Kenyan Shilling Slips to Weakest in 17 Years on Food Imports Dollar Demand
Kenya’s shilling depreciated to the weakest in 17 years against the dollar on speculation corn and wheat importers were buying the U.S. currency to fund purchases.
The currency of East Africa’s biggest economy weakened as much as 1.9 percent, the biggest intraday decline since March 11, to 89.65 per dollar and traded 1.7 percent weaker at 89.50 by 12:57 p.m. in the capital, Nairobi. A close of this level will be the lowest since March 18, 1994, according to Bloomberg data. It closed at 88 on June 10.
Expansion is expected to slow to 5.3 percent this year, from 5.6 percent in 2010, as drought cuts agricultural output, Finance Minister Uhuru Kenyatta said on June 8. Kenya eliminated duty on wheat imports for one year, while the tariff on corn was cut to 10 percent from 50 percent for six months to cushion Kenyans from the rising costs of food, he said. Rainfall in the three months through May was “highly depressed and poorly distributed,” curbing agricultural production and hydropower output, the Kenya Meteorological Department said on May 26.
“The weakening of the shilling is being driven by speculation that businesses are preparing to switch to the use of fuel generators due to the failure of rain affecting hydro power production and the expectation of importation of corn and wheat by millers to meet the current shortfall in the country,” John Muli, a dealer at Nairobi-based African Banking Corp., said in a phone interview today.
‘Push to 90’
Kenya’s inflation rate, which jumped to a 25-month high in May, is expected to rise further this year as dry weather curbs agricultural production, central bank Governor Njuguna Ndung’u said on June 6.

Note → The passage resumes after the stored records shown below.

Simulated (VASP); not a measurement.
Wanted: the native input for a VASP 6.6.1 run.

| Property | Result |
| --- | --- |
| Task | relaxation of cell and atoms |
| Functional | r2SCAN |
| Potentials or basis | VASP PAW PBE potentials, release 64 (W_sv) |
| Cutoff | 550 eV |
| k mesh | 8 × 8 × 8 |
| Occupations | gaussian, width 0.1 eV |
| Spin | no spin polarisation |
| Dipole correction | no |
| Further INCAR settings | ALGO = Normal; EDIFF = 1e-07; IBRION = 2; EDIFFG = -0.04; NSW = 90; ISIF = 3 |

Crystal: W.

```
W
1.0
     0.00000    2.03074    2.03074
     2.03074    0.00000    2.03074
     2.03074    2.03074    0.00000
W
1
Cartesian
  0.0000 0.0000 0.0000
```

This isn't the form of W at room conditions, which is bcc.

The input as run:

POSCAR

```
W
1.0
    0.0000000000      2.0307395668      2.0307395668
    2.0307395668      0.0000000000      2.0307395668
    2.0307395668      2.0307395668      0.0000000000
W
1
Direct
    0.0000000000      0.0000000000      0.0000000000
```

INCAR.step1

The central bank will stay out of both the foreign-currency and repurchase-agreement markets, a bank official who could not be named in line with the bank’s policy, said in a phone interview today.
“Without central bank activity or verbal intervention we believe that a retreat is not on the horizon and a push through 90 is imminent,” Matthew Pearson, head of African equity products at Standard Bank Plc, said in an e-mailed note to clients today.